Altar of Perversion – Intra Naos (2018) REVIEW

With a wretched snap the old monkey’s paw re-opens for the second time across twenty full years of Altar of Perversion and a dozen years wait since any semblance of ritual stirred. The wish was a long time coming and ‘Intra Naos’ delivers a freshly cracked tomb’s worth of musical excess at two full hours. In grand unison since 1989 the duo of Laran (Lorenzo Ciardulli) and Calus (Emiliano Nannei) served as rhythmic propulsion for Italy’s Necromass and it’s formative iterations as Massacrator and Dark Lust. Though their exitus would happen before ‘Mysteria Mystica Zofiriana’ defined that project, their contributions were integral to that band’s lofty occult conceptions. The two wouldn’t form Altar of Perversion with Icehenge bassist Rexor until 1997 and their 1998 demo ‘The Abyss Gate Re-Opens’ was a brilliantly atmospheric take on black metal that  reminds me personally of the rawness of demo era Katharsis but the chilling riff capabilities of early Immortal and thrash-tinged Mortuary Drape as well. I highly recommend this demo to begin with, especially if you’re thrilled by the emerging visibility of occult black metal.

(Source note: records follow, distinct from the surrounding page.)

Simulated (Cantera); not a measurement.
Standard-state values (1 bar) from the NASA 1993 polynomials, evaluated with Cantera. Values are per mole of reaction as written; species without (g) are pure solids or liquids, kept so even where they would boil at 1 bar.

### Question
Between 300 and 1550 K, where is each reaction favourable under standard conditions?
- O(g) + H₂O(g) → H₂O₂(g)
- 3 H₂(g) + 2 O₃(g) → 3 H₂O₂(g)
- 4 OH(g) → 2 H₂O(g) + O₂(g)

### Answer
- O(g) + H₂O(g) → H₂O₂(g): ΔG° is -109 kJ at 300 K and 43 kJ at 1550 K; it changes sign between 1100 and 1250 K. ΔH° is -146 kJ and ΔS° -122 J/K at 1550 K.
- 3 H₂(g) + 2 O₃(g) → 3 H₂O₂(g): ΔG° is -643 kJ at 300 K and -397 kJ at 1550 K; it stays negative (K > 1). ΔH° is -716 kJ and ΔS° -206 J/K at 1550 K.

My own personal introduction to the project was the band’s 2001 debut full-length ‘From Dead Temples (Towards the Ast’ral Path)’ an album that only escapes many black metal fan’s halls of legend for it’s limited pressings and the sort of silly backlash from Norse black metal purists that cried supremacy over anything even remotely similarly inspired. If you don’t hear the difference between Darkthrone/Immortal and that first Altar of Perversion you should sell your copy to someone who can. The most important point I can make about ‘From Dead Temples (Towards the Ast’ral Path)’ is that is an underrepresented classic of Italian black metal, as well as a minor classic from an era otherwise soaked in the retarded gloss of symphonic black metal. You should seek it out and encourage your favorite label to secure a repress license.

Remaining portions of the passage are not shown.